The Moron Portfolio: shares to avoid as an investor
Some of you may have read about my Moron Portfolio, a diversified portfolio of stocks that is recommended by any adviser operating under the first rule of investment advice, which is "Don't get sued".
The process for picking the stocks in the Moron Portfolio is simple. Print off the ASX 100 in market cap order and, starting at the top, work your way down the list crossing out any stocks you don't understand and picking any stocks that you can't be sued for recommending.
You do this not by picking the best stocks but by picking the biggest stocks with the biggest brand names so that when ASIC puts you in the dock and asks you whether you had a reasonable basis for your recommendation all you have to reply is that "It's BHP" or "It's QBE, m'lud".
It's a lot easier when the stock code is the brand name. How else could QBE have found its way into so many portfolios?
Of course, the issue with the Moron Portfolio is not that it underperforms; on the contrary it will almost always perform smack in line with the market. The issue is that it will never outperform because it includes all the rubbish stocks as well as the good stocks.
The other issue is that it tends to include all the biggest stocks, so by definition it includes the mature stocks, in which case its growth is limited.
The other issue is that if you really wanted to achieve a Moron Portfolio (read average) return there are myriad products on the market these days, from managed funds to listed investment companies and exchange traded funds, that will achieve exactly that return but without the need for an adviser in the loop charging alpha-sized fees for a beta-style return.

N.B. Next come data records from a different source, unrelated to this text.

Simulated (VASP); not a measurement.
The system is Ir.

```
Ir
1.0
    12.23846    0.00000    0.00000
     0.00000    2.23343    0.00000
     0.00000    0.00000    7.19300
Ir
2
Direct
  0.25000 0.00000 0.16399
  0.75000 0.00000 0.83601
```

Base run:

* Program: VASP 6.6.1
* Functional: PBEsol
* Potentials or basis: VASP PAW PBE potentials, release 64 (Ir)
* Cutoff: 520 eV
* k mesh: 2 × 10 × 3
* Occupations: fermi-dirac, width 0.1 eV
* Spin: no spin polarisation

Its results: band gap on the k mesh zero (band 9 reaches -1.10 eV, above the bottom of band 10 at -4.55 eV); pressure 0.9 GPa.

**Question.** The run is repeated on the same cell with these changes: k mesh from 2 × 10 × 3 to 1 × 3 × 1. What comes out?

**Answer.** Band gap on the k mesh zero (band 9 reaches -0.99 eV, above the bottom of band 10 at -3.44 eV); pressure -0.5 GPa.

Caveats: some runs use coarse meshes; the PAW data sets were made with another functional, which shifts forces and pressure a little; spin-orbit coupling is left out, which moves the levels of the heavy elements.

These days you don't need to pay for an average return; it is available everywhere.
So how do you improve the Moron Portfolio return? Let me get you started.
The first step to outperformance is avoiding the weeds, not picking the flowers. In other words, stop buying rubbish stocks for the wrong reasons.
- Because they are big.
- Because they are a brand name.
- For the sake of diversification, because you don't hold anything in that sector.
- Because they have a high yield.
- Because their price-earnings ratio is relatively low.
- Because they have underperformed.
On the big-brand name front, it is simply not good enough to hold BHP Billiton and Rio Tinto simply because they are BHP and Rio. You need to apply more brain.
On the diversification front it is not good enough to hold or buy BHP and Rio just because you don't hold anything in the resources sector. Diversification for diversification's sake is not safer, it's riskier.
Then there are stocks that have a high yield. Generally speaking stocks have a high yield for the wrong reasons - because they are mature, low-growth stocks that people don't like.
I know some of you simply won't accept this but ask any American: equities are about growth, not income.
If you want income buy a bond. If the yield in fixed interest is too low, tough. Sure, some investors have come to equities for income but, even with the banks (which have just fallen 15% in a month), yield is a distraction from the share price performance, which is far more volatile and important.
Stocks that have a low PE ratio are also a trap. Why would a stock have a low PE? I'll tell you: because people don't like them and they won't pay up for their earnings. It is a fact that if you want a list of the best stocks in the market, sort the ASX 200 in PE ratio order and look at the 20 most "expensive".
Barring a couple of disaster stocks whose earnings forecasts have not been updated, these are the most popular stocks - and for a reason. At the same time, the 20 stocks with the lowest PEs are the least popular stocks in the market, usually for a reason.
And, unless you know something nobody else knows, you shouldn't be buying them.
Then there are the stocks that have underperformed. Despite the natural urge to buy something that's gone down, when it comes to stocks, the golden rule is to respect the trend, not go against it. Avoid stocks that are trending down.
Did any of the Moron Portfolio investors in the past five years ever stop and wonder why they held BHP, Rio, Woodside, QBE, Origin, Newcrest, Santos, Fortescue Metals and Orica?
Because they were big-brand names, perhaps, or were on low PEs or high yields or had underperformed? Or maybe they just needed a resources weighting for diversification purposes. They are down 17%, 13%, 18%, 30%, 12%, 56%, 31%, 36% and 17% in five years.
Sorry, but it's just not that hard to do better.